Some scientists resent that corporate media influence, that is how we know a prominent journal made it clear that if a climate change paper was going to "pass peer review", it had to be more alarming.
In neither case did the authors have to fake claims, they didn't even have to refuse to show data for their unsubstantiated conspiracy beliefs, like how Giles-Eric Seralini and Tyrone Hayes ave long refused, they just had to amplify things, notes Ben Mazur in The Altantic.
Sometimes because editors at the media corporations doing the publishing want it, and so do the peer-reviewers who act as gatekeepers.

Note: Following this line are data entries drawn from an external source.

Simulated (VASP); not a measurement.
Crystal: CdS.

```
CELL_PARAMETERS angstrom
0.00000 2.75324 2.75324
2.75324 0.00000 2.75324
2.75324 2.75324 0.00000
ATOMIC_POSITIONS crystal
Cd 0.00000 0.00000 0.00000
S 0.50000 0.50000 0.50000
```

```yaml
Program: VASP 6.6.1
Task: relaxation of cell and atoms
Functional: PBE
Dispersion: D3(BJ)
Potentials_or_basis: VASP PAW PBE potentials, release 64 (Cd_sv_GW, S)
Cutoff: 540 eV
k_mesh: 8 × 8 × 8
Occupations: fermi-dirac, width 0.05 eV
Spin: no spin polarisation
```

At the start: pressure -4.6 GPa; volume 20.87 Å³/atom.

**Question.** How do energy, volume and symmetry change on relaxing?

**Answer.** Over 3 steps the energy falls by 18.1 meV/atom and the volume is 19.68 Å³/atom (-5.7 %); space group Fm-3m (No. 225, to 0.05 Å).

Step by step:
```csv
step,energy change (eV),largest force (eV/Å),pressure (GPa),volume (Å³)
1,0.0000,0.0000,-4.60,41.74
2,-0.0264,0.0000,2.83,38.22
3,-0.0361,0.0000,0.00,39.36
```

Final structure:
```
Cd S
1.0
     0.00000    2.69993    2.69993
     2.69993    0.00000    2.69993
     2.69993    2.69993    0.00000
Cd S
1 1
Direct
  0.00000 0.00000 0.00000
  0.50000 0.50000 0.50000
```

That's what sells. PNAS, for example, routinely produces garbage - and not just when they let a close personal friend be the lone reviewer of a paper, as in the Tyrone Hayes 'atrazine turns frogs gay' incident that I exposed in the Wall Street Journal. They also published goofy claims that men are so sexist that female named Hurricanes caused more damage. Men don't take them as seriously. That Black people look 'blacker' during a recession like we have now. They published a paper by Facebook employees who were literally controlling user feeds to create a desired effect.
Will a lone critical thinker writing in The Atlantic make a difference? It can. After my Wall Street Journal piece, PNAS announced they were removing the legacy mechanism whereby a member of the Academy could designate themselves as sole editor and hand-walk something for a friend past peer review, as David Wake did for Tyrone Hayes.